2. SAME—WITNESS FEES.
If a witness be subpoenaed in two cases, the parties being different, to attend therein before the court, and testify orally, or before any officer pursuant to law, to give his deposition, and does so attend, he is entitled to the witness fees prescribed by section 848 of the Revised Statutes for his travel and attendance in each case. The fact that he actually testifies but once on the trial of the cases together by consent, or that his testimony id but once written out in the deposition to be used by agreement in both cases, makes no difference; nor is there a distinction between witness fees for attendance “in court” and those “before any officer pursuant to law.”
Motion of Defendants to Retax Costs.
In these cases there were 41 “depositions taken by consent of parties, * * * to be used as evidence on the part of the defendant in each and both of the above-styled causes.” The caption of the depositions is entitled as of both suits, and they are marked filed, and are docketed in both cases. The suits, by agreement, were tried together; the records, however, being in every way separate, with separate verdicts and judgments, and these depositions were read upon the trial so had. The same counsel represented the common plaintiff in both cases, and both the defendant companies appeared by the same counsel. The clerk taxed in plaintiff's favor a docket fee of $2.50 on each deposition, in both cases making $102.50 against each defendant. Upon the taking of these depositions, the fees of plaintiff's witnesses for mileage and attendance, amounting to $31.95 in each case, were claimed and proven before the officer taking the depositions, and have been allowed in the clerk's taxation. These witnesses attended before the officer, and gave their evidence in writing, under writs of subpoena served upon them in each case, to so appear and testify therein. In the taxed bills of costs witness fees have also been allowed the plaintiff in the sum of $149.50 in each case, for like attendance and travel of other witnesses to testify orally in court, the same persons being witnesses in both cases. All these items are objected to as being excessive, because respectively taxed in more than one case.
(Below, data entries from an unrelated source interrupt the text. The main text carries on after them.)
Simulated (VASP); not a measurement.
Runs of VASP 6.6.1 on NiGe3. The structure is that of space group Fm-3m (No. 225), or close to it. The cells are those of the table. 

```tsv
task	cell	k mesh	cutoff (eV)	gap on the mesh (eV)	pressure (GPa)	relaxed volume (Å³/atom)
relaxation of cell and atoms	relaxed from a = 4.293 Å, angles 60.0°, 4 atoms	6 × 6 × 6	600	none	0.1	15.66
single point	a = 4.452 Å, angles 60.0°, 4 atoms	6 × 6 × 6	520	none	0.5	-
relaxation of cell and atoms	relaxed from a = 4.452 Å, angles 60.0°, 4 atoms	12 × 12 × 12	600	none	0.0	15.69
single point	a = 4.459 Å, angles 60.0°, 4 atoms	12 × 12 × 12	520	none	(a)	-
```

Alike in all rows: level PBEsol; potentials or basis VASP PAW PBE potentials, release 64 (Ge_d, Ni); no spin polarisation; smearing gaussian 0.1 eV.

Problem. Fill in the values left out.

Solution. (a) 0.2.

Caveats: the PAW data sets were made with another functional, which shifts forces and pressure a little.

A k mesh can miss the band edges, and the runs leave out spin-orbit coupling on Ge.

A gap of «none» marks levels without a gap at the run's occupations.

Tomlin & Haynes, for the motion.
McCorry & Bond and Sweeney & Thompson, contra.
661HAMMOND, J. The statute provides for a docket fee “for each deposition taken and admitted in evidence in a cause, two dollars and fifty cents.” Rev. St. U. S. § 824. These suits were originally commenced in the state court, and subsequently removed to this court, and the depositions in question were taken after the removal. In Jerman v. Stewart, 12 Fed. Rep. 271, counsel agreed that certain depositions taken and on file in another suit in the state court, between the same parties, might “be read and used in evidence on the trial” here; and I ruled, on a motion to retax the costs, where the clerk had allowed deposition docket fees to the prevailing party, that the taxation was correct. In the opinion it is said that the statute “does not mean that the depositions shall be formally taken, and the fees allowed only for such as are formally taken, but for those that are taken in any way, and admitted in evidence. The use of the deposition on the trial is what entitled the attorney to the fee. * * * This fee is not a part of the cost of taking the deposition; but, like the other docket fees, is an allowance to the attorney as taxable costs for his professional services in the case, and, unless the agreement of the parties waives it, it is as much taxable as any other costs.”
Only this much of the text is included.